First Principle Predictions for Cold Fermionic Gases Near Criticality via Critical Boson Dominance and Anomaly Matching

TL;DR

This paper develops an effective field theory approach to predict properties of cold fermionic gases near unitarity, emphasizing the role of a critical boson and anomaly matching, with predictions validated against numerical simulations.

Contribution

It introduces a novel EFT formalism for cold fermionic gases near criticality, incorporating a critical boson and anomaly matching to improve predictive accuracy.

Findings

Predicted compressibility and magnetic susceptibility match numerical simulations.

The theory accurately describes fermionic gases for scattering lengths where EFT is valid.

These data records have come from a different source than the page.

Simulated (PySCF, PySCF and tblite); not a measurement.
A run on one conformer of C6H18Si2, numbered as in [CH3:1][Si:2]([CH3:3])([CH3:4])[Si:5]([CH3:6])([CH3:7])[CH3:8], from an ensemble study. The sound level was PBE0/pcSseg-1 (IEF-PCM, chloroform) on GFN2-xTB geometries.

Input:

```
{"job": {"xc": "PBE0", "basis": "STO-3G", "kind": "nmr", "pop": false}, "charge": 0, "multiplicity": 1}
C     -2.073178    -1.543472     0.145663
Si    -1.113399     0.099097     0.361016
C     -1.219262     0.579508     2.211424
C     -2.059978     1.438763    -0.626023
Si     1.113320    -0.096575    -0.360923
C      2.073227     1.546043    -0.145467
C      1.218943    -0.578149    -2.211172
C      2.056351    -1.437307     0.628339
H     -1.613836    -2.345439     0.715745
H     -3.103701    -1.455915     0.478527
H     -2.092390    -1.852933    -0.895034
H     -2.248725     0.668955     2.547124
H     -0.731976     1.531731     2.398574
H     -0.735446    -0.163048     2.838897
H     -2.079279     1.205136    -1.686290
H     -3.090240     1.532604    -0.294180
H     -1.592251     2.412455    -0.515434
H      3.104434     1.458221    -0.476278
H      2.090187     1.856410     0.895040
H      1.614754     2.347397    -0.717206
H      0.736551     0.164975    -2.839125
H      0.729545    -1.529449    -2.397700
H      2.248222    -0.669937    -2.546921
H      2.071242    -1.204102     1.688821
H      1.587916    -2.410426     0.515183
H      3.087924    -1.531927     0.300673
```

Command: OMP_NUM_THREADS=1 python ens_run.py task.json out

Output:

Experimental data supports the critical point description involving a scalar dilaton mode.

Abstract

Recently the authors have developed an effective field theory formalism to systematically describe cold fermionic gases near the unitary limit. The theory has enhanced predictive power due to the fact that interactions are dominated by the exchange of a gapped critical boson whose couplings and mass are fixed by matching the dilatation anomaly between the UV and IR theories. We utilize this theory to give analytic predictions for the compressibility and magnetic susceptibility for fermions near unitarity with attractive interactions above the critical temperature $T_c$, with a well defined theoretical error. The inputs to the predictions are: the scattering length $a$, the effective mass $m^\star$ and contact parameter $\tilde C(a)$. We then compare our predictions to numerical simulations and find excellent agreement within the window of scattering lengths where the EFT is valid ($10\geq \mid \! k_F a \! \mid\geq 1$). Experimental corroboration of this theory supports critical point that can be describe by the inclusion of a scalar dilaton mode, whose action is fixed by symmetries.